Out in the parking lot is Prospect Number One, a scruffy, leather-jacketed misfit, shy but stubborn, with a tendency to brood over everything from romance to the World Trade Organization. He mumbles and hangs out with his buddies, embarrassed when he gets too much attention on his own, and he looks a lot like Eddie Vedder.
Number Two, striding through the cafeteria, could be a clean-cut student-council candidate on the stump: overachieving, glad-handing, eager to please. He's surprisingly savvy about other people's feelings, and he can usually mouth the right words. But a touch of smarmy self-interest always seems to lurk just under the surface. He's a dead ringer for Rob Thomas of Matchbox Twenty. The movie's pressing question: Who will take Ms. Rockfan to the prom? . . .

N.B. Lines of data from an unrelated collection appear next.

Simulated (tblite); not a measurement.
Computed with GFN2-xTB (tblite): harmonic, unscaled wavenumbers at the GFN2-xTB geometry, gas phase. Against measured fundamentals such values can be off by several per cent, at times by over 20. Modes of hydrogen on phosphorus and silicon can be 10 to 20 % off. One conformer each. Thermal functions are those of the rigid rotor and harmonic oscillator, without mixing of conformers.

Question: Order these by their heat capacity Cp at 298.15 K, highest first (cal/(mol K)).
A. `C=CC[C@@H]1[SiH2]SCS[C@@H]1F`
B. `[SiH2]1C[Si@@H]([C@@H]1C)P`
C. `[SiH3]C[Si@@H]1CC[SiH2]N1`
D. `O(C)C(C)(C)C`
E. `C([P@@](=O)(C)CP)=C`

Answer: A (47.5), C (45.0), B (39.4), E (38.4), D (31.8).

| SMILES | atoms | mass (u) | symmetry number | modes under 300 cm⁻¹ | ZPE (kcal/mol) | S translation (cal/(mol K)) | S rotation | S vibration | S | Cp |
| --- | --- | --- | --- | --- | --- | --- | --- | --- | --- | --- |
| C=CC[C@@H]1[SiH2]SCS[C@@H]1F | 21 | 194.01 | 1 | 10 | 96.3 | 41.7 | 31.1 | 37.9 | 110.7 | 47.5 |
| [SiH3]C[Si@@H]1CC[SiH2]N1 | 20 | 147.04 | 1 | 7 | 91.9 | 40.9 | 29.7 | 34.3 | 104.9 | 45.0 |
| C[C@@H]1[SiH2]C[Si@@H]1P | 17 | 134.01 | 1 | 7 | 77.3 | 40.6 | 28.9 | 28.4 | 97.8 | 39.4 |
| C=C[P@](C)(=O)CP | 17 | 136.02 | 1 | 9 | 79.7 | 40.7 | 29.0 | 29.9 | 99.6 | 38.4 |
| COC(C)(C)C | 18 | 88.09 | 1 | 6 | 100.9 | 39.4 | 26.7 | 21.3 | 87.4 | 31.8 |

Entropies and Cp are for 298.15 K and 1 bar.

Back in the 1990s, Pearl Jam and Matchbox Twenty both won mass audiences with the aura of earnestness they share. They arrived from decidedly different angles. Pearl Jam had pulled together survivors from Seattle underground bands, and they reached the Top Ten almost grudgingly, always worrying about their integrity. Meanwhile, their music spawned so many imitations that it became hard to hear the heartfelt, wayward intensity of the original.
Matchbox Twenty, by contrast, were late-breaking, avidly commercial followers of 1990s folk-rock bands like Counting Crows and Hootie and the Blowfish. Formed in Orlando around longtime band mates Thomas, bassist Brian Yale and drummer Paul Doucette, the group had been together for a matter of months when it made its 1996 debut album, Yourself or Someone Like You, which has now sold more than 10 million copies. Between Matchbox albums, Thomas co-wrote and sang Santana's blockbuster radio comeback, "Smooth," and collected a Song of the Year Grammy.
For all their disparities, Pearl Jam and Matchbox Twenty have ended up behind the same pop curve. Sincere-sounding guys leading guitar-driven bands have been upstaged by other testosteronic life-forms: the ultramacho boors of rap metal and gangsta rap, and the simpering, animatronic pinups of boy bands. They've reacted to the new circumstances in diametrically opposed ways.
Pearl Jam sound relieved to be on the sidelines. On Binaural, the band hunkers down in the sonic basement with producer Tchad Blake. A Latin Playboys member who has produced Soul Coughing and Bonnie Raitt, Blake is a proponent of binaural recording, which places two microphones where your ears would be; he'd rather have spontaneity than polish. By contrast, Mad Season by Matchbox Twenty sits up and begs for a chance to grapple with songs, advertisements and engine noise on a Top Forty radio playlist.